It wasn’t easy. She was used to be on her own and while she loved to be carried, she wasn’t keen at first on being snuggled against us. Sam tried different ways to wear her and she came to love the Ergo with him. He was gone for 4 months with the Army, and coming home he carried her around all over in it.

The ring sling was something we both ended up loving – I could wear it for hours without it hurting my back and shoulders, Bella was up high enough she could see and use her hands to point and hold onto things, but when she grew tired it was simple for her to rest against me. I can adjust it, take her in and out of it quickly, and it’s sturdy enough I never wonder if she’s safe.

I feel as if I’ve gained back some of the time we lost with her as a baby. I love having her next to me as we walk through zoos and museums, knowing that she’s seeing what I see and I can easily talk to her about everything. I also love that I probably burn twice as many calories carrying her around 🙂 but that’s just another benefit.

There are so many benefits of babywearing an older child. For us, it proved to be the bonding experience that most people get in the early months. I’m thankful we were able to do it successfully the second time around, and for the carriers that made it possible and easy.

I’m Not Alone

Benjamin’s in my arms right now.  Quiet, sleeping, calm. I’m watching him like an oil painting in a museum.  My tiny giant one year old.  I study his face and body.  His ears have grown; they are now the size of apricots.  His hair curls with the humidity.   I study his sounds.  His tiny snores zigzag under his breath.  When he is asleep I am Wonder Mom.  When he is overdue for a nap and I am in need of a sleep myself, I am Awful Mom.
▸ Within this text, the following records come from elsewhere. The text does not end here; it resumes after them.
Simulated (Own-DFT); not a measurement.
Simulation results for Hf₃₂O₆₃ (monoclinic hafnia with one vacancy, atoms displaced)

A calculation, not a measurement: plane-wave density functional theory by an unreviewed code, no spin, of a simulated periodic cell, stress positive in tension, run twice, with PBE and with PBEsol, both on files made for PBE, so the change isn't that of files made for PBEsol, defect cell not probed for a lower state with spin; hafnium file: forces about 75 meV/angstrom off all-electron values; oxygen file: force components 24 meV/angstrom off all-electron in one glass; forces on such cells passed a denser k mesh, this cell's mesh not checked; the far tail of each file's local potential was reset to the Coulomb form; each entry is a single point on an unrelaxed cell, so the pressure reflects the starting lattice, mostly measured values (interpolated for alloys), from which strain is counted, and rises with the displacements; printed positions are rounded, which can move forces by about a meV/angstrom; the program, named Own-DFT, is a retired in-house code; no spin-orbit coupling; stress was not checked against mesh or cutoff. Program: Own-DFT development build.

The fight to go down for this nap lasted 30 minutes, seemingly like hours through toddler twists and mounts, crying screams that only escalated in decibels, cocooning into a curved ball on my shoulder, head butts to establish prime shoulder rest real estate, and a tenacious one year old desire to stay awake.

I tried the breast first.  It used to be my go to sleep inducer.  Doesn’t really work anymore;  he filled up –recharged and energized, hips spinning from back to belly to knees to movement, pointing to things with toddler immediacy and curious craft.  Saying “Dis, Dis,” and trying to unravel the mystery of each object.  The air purifier: white like a Storm Trooper, sleek and tall, shiny, huffing out Darth Vader voices of puffs and curled noise with electric royal blue lights humming back and forth like an elevator.    The light on the side table to the left of the mattress on the wooden floor — its cord now tucked secretly behind its back.  The light, a montage of balls and gloves – football, basketball, soccer ball, and a baseball, all equally interesting to him.  “Dat Dat.” He points again looking back at me with the inquiry of a class of eager freshman.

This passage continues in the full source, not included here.